In the matrix: protecting consumer privacy in the metaverse

The metaverse, developed mainly by the video game industry, offers a range of possibilities for consumers: meeting friends, playing a sport in a group, or taking part in events such as an online concert. Although an emerging phenomenon, industry players expect this new digital universe to grow significantly over the coming years.

The technologies that make the metaverse experience possible collect a great deal of data, including a person's physical, physiological and behavioral characteristics, such as voice and face. This data, correlated with other personal information, presents risks for consumers, especially vulnerable audiences such as children.

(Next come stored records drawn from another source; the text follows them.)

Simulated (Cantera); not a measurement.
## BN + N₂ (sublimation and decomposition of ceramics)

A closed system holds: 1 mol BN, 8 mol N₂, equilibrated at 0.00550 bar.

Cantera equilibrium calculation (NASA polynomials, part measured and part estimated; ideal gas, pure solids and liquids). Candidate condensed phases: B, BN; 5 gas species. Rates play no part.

The privacy policies and terms of use of companies participating in the metaverse are not always transparent with regard to the increased risks for consumers. Among the main problems identified are a wide range of documentation and a lack of clear information, especially when it comes to the processing of personal data.

The metaverse environment raises a number of legal issues concerning the validity of consent, the definition of biometric data, and the protection of children's rights. Similarly, future technological advances, including the possibility of inferring consumer interests and preferences from eye-tracking captured by peripheral devices, expose the obsolescence of Canadian privacy laws.

As a solution, we issue recommendations based on international standards. Among other things, we propose that companies provide an exhaustive list of the conditions of use and privacy policies applying to their products. We also propose that legislators stipulate that decisions concerning children's information must be made in their best interests, and that information must be provided in clear language for consumers. Finally, we encourage the government to clarify the protections surrounding biometric data and the limits on its use.